The Receiver of collapsed Savings and Loans and Micro Credit institutions will by the end of May complete validation process and payment of remaining customers of the defunct institutions.
Minister of Information, Kojo Oppong Nkrumah, who announced this, said, GH¢340 million would be paid in bonds and cash to depositors after conclusion of the payment process and the final second validation.
Addressing a press briefing in Accra yesterday, he stated that depositors numbering 7,000 which make up two per cent of validated claims, were expected to be paid.
Already, GH¢5.06 billion legitimate claims have so far been paid after the first phase of the validation process to 290,000 depositors
Of the amount, GH¢2.11 billion, he said, has been paid in cash to depositors while GH¢2.95 billion has also been paid in zero-rated coupon bonds termed debt instruments.

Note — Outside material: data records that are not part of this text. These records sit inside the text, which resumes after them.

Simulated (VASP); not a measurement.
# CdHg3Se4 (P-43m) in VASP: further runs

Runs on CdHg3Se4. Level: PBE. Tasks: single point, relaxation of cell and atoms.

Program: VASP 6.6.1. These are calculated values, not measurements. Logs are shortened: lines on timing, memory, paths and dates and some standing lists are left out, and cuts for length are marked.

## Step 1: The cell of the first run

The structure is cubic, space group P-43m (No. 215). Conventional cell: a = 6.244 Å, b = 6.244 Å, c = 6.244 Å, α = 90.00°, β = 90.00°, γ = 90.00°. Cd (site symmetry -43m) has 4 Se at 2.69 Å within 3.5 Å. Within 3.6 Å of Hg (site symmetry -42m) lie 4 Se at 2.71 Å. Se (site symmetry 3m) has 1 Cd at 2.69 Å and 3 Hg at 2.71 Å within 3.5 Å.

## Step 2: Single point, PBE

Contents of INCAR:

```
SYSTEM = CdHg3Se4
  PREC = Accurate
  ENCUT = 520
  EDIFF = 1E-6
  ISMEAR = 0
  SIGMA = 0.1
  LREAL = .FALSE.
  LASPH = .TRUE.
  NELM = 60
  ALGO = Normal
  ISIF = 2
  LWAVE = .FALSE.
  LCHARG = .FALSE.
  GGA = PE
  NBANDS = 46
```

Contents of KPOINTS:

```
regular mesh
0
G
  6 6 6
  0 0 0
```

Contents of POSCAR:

"Now, based on total cash payments to be made by the end of the depositor payment exercise, it is expected that a population of individual depositors numbering about 297,000 whose claims have been validated and accepted in the resolution of the aforementioned groups of companies and ultimately not less than 290,000, that is about 98 per cent in a number of individual payments will be fully paid in cash.
The remaining two per cent of individual depositor claims will be paid by a combination of cash and bonds. So here are the next steps of payments. They are first of all concluding the depositor payments process and the key next step to be undertaken include the conclusion of the final second validation of that GH¢340 million and payments made accordingly. They expect that by the end of May we would be done with that one," he added.
The Minister noted, however, that some of the organisations whose books and records have challenges were being processed for further investigations.
"There are some organisations whose books and records still have challenges and they are processing those for some investigations. And finally, they will issue a report to the Bank of Ghana on the depositor payment," he added.
It will be recalled that the Bank of Ghana (BOG), last year, revoked the licences of 347 microfinance companies and 23 savings and loans companiesas part of efforts aimed at cleaning the financial sector.
The Securities and Exchange Commission (SEC) also revoked the operating licences of some 53 other investment companies.
According to SEC, the revocation of the licences is to protect the integrity of the securities market and investors.
According to the SEC, "these actions were taken pursuant to Section 122 (2)(b) of the Securities Industry Act, 2016 (Act 929 or "the Act") which authorities the Securities and Exchange Commission to revoke the licence of a market operator under some circumstances.
Following the revocation of the licences, the SECcommenced the validation process for the affected customers of closed down fund management companies for refund to depositors.